2
votes

Duplicate documents are expected to be inserted into the mongodb collection, so an index was created with unique=True and dropDups=True.

db.myCollection.create_index("timestamp", unique=True, dropDups=True)

However if the same set of documents are inserted twice, the first insert goes fine but the second insert throws the error

db.myCollection.insert(json.loads(df.to_json()).values())

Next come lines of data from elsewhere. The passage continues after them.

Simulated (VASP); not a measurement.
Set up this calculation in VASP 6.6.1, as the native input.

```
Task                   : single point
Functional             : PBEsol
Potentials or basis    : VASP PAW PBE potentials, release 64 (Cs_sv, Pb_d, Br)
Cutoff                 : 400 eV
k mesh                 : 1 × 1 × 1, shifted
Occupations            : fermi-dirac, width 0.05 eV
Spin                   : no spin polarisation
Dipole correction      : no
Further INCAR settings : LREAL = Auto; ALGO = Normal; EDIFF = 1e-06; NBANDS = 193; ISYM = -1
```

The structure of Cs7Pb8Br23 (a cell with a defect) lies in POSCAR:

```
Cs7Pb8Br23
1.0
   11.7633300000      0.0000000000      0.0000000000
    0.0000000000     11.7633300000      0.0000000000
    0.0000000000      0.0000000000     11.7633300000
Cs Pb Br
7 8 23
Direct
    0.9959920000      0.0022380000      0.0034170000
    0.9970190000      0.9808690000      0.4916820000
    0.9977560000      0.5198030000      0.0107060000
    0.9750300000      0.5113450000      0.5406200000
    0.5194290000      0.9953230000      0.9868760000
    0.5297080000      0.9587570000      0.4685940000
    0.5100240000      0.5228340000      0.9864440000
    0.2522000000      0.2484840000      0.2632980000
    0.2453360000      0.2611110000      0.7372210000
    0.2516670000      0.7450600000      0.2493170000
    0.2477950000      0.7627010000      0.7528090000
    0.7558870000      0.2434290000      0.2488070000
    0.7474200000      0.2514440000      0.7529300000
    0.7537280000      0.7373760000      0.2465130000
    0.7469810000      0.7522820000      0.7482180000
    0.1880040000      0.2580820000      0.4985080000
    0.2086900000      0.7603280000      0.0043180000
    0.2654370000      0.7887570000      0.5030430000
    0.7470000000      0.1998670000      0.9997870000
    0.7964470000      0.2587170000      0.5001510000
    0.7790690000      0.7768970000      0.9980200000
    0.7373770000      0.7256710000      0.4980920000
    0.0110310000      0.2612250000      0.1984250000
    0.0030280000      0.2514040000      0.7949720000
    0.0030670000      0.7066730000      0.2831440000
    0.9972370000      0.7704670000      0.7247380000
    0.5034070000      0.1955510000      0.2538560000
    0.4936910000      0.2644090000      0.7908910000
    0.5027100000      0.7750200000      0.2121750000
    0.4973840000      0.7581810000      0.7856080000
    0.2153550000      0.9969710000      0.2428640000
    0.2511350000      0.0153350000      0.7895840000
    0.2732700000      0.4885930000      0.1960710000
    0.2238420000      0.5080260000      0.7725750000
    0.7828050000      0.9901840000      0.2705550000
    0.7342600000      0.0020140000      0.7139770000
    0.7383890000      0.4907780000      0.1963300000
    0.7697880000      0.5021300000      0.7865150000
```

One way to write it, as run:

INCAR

DuplicateKeyError: E11000 duplicate key error index: myDb.myCollection.$timestamp_1 dup key: { : 1385290560000000000 }

I am confused as to why dropDups=True is not working.

1
Why not do bulk inserts with continueOnError set to true?Asya Kamsky

1 Answers

2
votes

dropDups only affects an existing collection by deleting duplicate documents at the time of index creation. It does not however later stop the exception/error from being raised. When you try to insert the same document twice, an error will always be thrown if you use insert. You could consider using an upsert (reference and via findAndModify (reference)) which could be configured to conditionally apply the new document instead of raising an exception.

You might consider keeping a hash of timestamps locally if possible to avoid calling the database entirely (occasionally, you'd need to purge the hash table to prevent unbounded growth).

Or, don't enable the index until after you've inserted the data (if possible).